“…the detection of national White majority interests can be achieved by understanding the sources of White racial alienation that led to the development of an intellectual rationale of polices of ‘failure.’…this rationale was used as a pretext for attacks upon policies oriented toward Black group interests and on the federal government which supported them…the federal government must be weakened… Whites who control that system have always utilized their power to create a subclass of Blacks who are especially attentive to their political needs.”—Dr. Ronald Walters


Politics is widely defined as who gets what, when and how much.

The midterm elections for United States Senate, U.S. House of Representatives, and governorships scheduled for Nov. 2—whichever American political party prevails—will determine who gets what, when and how much.
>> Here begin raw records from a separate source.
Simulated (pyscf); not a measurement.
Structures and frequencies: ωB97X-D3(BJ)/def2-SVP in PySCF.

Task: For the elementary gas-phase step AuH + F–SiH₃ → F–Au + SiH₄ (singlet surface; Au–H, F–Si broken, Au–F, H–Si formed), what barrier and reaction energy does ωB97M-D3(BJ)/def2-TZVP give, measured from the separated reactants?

My interpretation of the connection between politics and religion is simple: Religion determines politics rather than politics determining religion.

That interpretation was tested while sitting with my parents and sister in Richmond, Va. I was surfing television channels and found the Sunday Broadcast of Grove Avenue Baptist Church. What caught my eye was the introduction of Bishop Earl Jackson as the morning speaker. Bishop Jackson, who is an African-American trained lawyer took classes in divinity school, and is the founder of Exodus Faith Ministries, presented quite an interesting case for religion as a predicate for politics to which I distinctly disagreed. Having been raised in a Christian household I found his inferences ungodly.

Bishop Jackson asserted that the “Founding Fathers” were “ordained” by God to establish a Democratic republic in America. It was their God-ordained ethnic annihilation, economic exploitation, rape and the false notion of White supremacy. Captain John Smith was sent to America by the Virginia Company of London to make a profit on the land, albeit the presence of Native Americans. Nearly all the delegates to the first Constitutional Convention legally enslaved Africans. Thomas Jefferson himself wrote of the racial inferiority of dark-skinned people. Moreover, the religion of racial superiority led the founders to use violence to achieve their greedy ends. I do not believe anyone’s interpretation of God condones rape, pillage and plunder in the name of religion.

To further support his point, Bishop Jackson cited the biblical Book of Ephesians, which calls for believers to put on the “full armor of God.” The last time I checked, giving tax breaks to the wealthiest 2 percent of Americans; voting against extending unemployment benefits; and repealing the Civil Rights Act of 1964, is not in accordance with Christian belief of “…do justice, love mercy and walk humbly before God,” found in the Book of Micah, chapter 6, verse 8.

Bishop Jackson finally revealed his political hand more directly by encouraging Christians to go to the polls on Tuesday and vote for “Godly” candidates and implied that Tea Party candidates were worthy of elective office because of their religious beliefs. Yet, such Tea Party candidates have admitted experimenting with witchcraft, donned German Third Reich uniforms, and supported taking up arms to enforce their political views. Wow, what a God they serve!

I agreed with Bishop Jackson’s point that Americans, by way of the upcoming elections, are fighting a pitched battle for the soul of our nation. One side believes in suppression and one team believes in liberation. On the paradox of the “Founding Fathers” support of slavery, Bishop Jackson said, “If slavery is what it took to get me here, I am glad to be here.” Seriously?

The Tea Party and their White nationalists cohorts often exclaim, “God bless America.” I believe America must bless God by electing righteous candidates who believe in the policy of people over profits; inclusion over exclusion; and helping the “least of these” within our nation. Who gets what, when, and how much should not be predicated on privilege, but on the godly principles of justice and equity.

Vote conscientiously. God is watching.

(Gary L. Flowers is executive director and CEO of the Black Leadership Forum, Inc.)